CTH and LAMMPS are important U.S. Department of Energy (DOE) applications which run for long periods of time on production machines and exhibit a range of different communication structures. HPCCG represents an important computational pattern in key HPC applications. LULESH is an exascale application proxy from the DOE ExMatEx co-design center [14].

4 Results

We conducted a set of experiments to quantify the effects of checkpointing synchronization for uCR in our chosen workloads. As described in the previous section, we staggered the starting offset of simulated checkpointing activity for each simulated process to produce different degrees of synchronization. Completely uncoordinated checkpointing is simulated by choosing a uniformly distributed random starting offset for each process, and completely coordinated checkpointing by using the same offset for each process. Producing offsets representing varying degrees of synchronization is done by drawing values from a normal distribution with mean 0 and a given standard deviation; changing the standard deviation of the distribution changes the degree of synchronization. We chose the following standard deviations for our trials: 1 \(\mu \)s, 100 \(\mu \)s, 75 ms, 100 ms, and 1, 20, 40, 60, 80, and 100 s. In our discussion below we refer to each different distribution of offsets by the value of its associated standard deviation.

Fig. 3.
figure 3

Application slowdown with varying degrees of synchronization at 32Ki processes, measured relative to each totally coordinated case.

The results of these experiments are presented in Figs. 3 and 4. Figure 3 shows the application slowdown caused by using uCR with varying degrees of synchronization for each of our representative workloads at a fixed application size of 32 Ki processesFootnote 1. We then examined each application in detail for slowdowns at varying process counts (Fig. 4). In each of these figures, we present the slowdown as a percentage of the runtime for a cCR (totally-coordinated checkpointing) execution of the simulation.

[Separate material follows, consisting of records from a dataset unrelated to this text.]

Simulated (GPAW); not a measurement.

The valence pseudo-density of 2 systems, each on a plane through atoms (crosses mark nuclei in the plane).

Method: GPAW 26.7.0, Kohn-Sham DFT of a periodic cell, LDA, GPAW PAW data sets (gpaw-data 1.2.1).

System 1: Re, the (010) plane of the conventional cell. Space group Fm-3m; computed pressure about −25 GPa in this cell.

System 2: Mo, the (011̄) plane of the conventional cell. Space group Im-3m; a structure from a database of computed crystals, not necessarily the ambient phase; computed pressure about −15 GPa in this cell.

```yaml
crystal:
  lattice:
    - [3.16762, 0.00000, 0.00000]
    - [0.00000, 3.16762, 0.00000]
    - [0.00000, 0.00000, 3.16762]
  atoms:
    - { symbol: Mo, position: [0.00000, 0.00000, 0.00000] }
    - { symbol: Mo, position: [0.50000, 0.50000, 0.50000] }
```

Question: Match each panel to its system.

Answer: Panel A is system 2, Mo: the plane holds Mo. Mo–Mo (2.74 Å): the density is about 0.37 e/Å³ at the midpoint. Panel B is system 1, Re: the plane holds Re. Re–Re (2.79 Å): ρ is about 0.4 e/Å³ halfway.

For each of the workloads we studied, a significant and increasing performance slowdown occurs as checkpoint synchronization among processes is relaxed beyond 100 ms. Previous work in this area has demonstrated that completely unsynchronized checkpointing will result in severe slowdowns [17]; as this figure also makes clear, some synchronization between checkpointing processes is necessary.

Fig. 4.
figure 4

Slowdown in applications at different process counts with varying degrees of checkpoint coordination, measured relative to each totally coordinated case.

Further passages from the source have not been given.